Thoughts from a catacomb
On our first day in Rome, we saw the oldest known image of the Virgin Mary. Here she is on the right:
She’s in the Catacombs of Priscilla, one of the many underground cemeteries that were once outside Rome’s city walls and are now in its neighborhoods beyond the center. The Catacombs of Priscilla were near our hotel, and it seemed like a convenient thing to do on our first morning, when we were sure to be jet lagged and perhaps not up to facing the metro quite yet. We were two of four people on our tour.
The oldest part of the Catacombs of Priscilla date to the third century AD, during the Roman Empire. Priscilla was a Christian noblewoman who donated part of her estate to build the catacombs, which extend through 13 kilometers of labyrinthine underground tunnels. The walls are covered in small niches where bodies were once placed, sealed behind a layer of terracotta or marble. Apparently the bodies once included those of seven popes and hundreds of martyrs, some of which were taken, centuries after their burial, for the emerging relic trade.
In some of the larger tombs for noble families, early Christian art and iconography can still be seen. Most of the images refer to Old Testament stories, many of them have roots in polytheistic Roman symbols, and none of them look like the sacred art I’m familiar with. For example, there are no crucifixes or crosses until several centuries later—according to our guide, Christians of Priscilla’s time were not enthused about using a cross as a symbol when they were still sometimes being crucified themselves. There are, somewhat more recognizably, palms and fish, shepherds and feasts, and whales that look like dragons. On the gravestone of a shoemaker, there is an image of a sandal. And there is Mary, holding her baby, for something close to the first time.
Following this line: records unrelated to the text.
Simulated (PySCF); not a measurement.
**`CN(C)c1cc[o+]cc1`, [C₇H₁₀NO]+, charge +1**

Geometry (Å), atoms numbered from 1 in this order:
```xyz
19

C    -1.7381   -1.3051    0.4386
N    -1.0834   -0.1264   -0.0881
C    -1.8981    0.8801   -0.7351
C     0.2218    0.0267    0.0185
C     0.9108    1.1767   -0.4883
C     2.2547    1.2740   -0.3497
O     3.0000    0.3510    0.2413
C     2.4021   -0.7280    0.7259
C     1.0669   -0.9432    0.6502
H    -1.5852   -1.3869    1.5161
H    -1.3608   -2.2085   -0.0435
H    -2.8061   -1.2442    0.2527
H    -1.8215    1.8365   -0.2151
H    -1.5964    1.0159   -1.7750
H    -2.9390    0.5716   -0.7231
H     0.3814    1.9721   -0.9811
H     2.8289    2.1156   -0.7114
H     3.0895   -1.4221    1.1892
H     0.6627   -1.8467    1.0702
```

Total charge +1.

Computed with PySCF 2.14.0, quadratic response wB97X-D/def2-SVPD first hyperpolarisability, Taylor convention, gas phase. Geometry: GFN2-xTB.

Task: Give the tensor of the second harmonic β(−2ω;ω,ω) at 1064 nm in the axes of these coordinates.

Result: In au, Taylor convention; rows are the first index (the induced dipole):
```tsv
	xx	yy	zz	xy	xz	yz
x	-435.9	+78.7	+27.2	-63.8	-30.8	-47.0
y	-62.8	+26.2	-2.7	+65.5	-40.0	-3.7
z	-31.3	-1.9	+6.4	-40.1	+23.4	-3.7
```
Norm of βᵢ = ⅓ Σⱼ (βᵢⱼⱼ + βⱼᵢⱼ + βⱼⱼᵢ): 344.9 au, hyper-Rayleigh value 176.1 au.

The person who painted the Virgin Mary on the ceiling of this catacomb was probably not actually the first to have the idea of representing her. (Archaeology never finds the true first of anything.) But it was still staggering to see her there and realize, in a way I never had before, that there had been a first time. That this symbol I’m so familiar with came from somewhere. That at some point, she was new.
What’s always drawn me to writing about archaeology is the mystery. I’ve often said it feels like writing speculative fiction, trying to imagine myself into a time and culture distant from my own but that was once just as vivid, complicated, and alive. I write about archaeology because I want to glimpse ways of being human I never could have imagined or extrapolated from my experience of the world and the societies I know. I want to know how vast history is and feel, as viscerally as possible, how little of it has anything to do with me.
I felt that sense of deep time and unknowability in the catacombs, the lighting bolt of realizing, yet again, that the way I expect the world to be was not the way it has always been. But there, the mystery that grabbed me wasn’t the past, or how the people who lived in it saw their world. It was how someone’s new idea became an old one, how impossible it was for me to see this Virgin Mary without also seeing all of her daughters, and how the shape of the present is always, invisibly but inescapably, determined by the topography of the past. The mystery was us.